Kechiche allows the characters to develop gradually, and we see Emma building a modest career as a painter and Adèle finding work as a primary-school teacher. The two share gorgeous moments of connection, catching each other's gaze across the table while eating dinner with Emma's family, as well as devastating instances of betrayal and destruction. In one scene, Adèle has been tossed out of the apartment they share, and Exarchopoulos staggers down the empty nighttime streets, keening and convulsing. The camera remains tight on her face as her tears and mucus and saliva run together, her emotions physicalized in these fluids.
Much of the film is spent on close-ups of Exarchopoulos: fingers tugging on her messy ponytail, wisps of hair caught in her eyelashes, eyes darting, lips hanging open, mouth filled with spaghetti Bolognese. It's an aesthetic approach that could have made the character of Adèle one of feral simplicity, but Exarchopoulos' naturalistic performance, devoid of histrionics, will knock the wind out of you. (That the actress was 18 at the time of shooting only boggles the mind further.) Seydoux's Emma is self-possessed and charming, but this is ultimately Adèle's movie, and Exarchopoulos' performance is one of the year's best.

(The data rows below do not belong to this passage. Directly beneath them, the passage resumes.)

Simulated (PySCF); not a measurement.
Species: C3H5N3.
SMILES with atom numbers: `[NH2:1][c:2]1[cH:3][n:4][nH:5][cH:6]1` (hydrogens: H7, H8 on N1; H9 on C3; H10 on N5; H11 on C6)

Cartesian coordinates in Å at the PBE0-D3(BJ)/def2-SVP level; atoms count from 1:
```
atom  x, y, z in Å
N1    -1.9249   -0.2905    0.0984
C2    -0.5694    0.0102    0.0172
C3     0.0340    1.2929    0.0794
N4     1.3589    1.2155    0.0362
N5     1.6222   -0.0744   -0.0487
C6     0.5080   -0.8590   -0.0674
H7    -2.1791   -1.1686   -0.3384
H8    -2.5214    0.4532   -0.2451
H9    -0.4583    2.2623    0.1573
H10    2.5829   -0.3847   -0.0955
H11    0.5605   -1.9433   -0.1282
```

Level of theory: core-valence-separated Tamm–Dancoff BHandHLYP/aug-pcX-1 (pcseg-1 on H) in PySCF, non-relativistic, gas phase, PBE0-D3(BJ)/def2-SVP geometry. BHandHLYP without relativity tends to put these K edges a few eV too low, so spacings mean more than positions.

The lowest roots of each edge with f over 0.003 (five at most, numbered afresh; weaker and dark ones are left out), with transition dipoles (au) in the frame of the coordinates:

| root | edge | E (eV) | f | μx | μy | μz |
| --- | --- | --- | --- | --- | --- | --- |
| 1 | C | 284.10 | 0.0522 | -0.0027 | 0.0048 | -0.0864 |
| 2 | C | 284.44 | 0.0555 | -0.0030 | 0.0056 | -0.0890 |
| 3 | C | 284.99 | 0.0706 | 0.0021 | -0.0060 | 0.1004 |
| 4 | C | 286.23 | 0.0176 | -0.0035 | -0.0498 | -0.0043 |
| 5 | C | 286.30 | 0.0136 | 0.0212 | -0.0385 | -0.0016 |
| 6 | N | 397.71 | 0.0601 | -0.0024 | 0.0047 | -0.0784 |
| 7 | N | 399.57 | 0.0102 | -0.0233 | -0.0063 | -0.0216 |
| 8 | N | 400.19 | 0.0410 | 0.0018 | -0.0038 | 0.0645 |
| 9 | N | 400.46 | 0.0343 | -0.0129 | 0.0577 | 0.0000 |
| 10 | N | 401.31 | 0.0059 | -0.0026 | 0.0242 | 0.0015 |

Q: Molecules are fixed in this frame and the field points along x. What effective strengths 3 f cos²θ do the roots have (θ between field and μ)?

As much as response to Blue Is the Warmest Color has focused on the depictions of lesbian sex, the characters' sexual orientation isn't the crux of the film. It's more than incidental—we see Adèle harassed by classmates who call her a "dirty dyke"—but this isn't a gay-rights drama. It's an epic tale of love between two people who just happen to be women, and that's hopefully what will allow it to endure.
Critic's Grade: A-
Blue Is the Warmest Color is rated NC-17. It opens Friday at Cinema 21.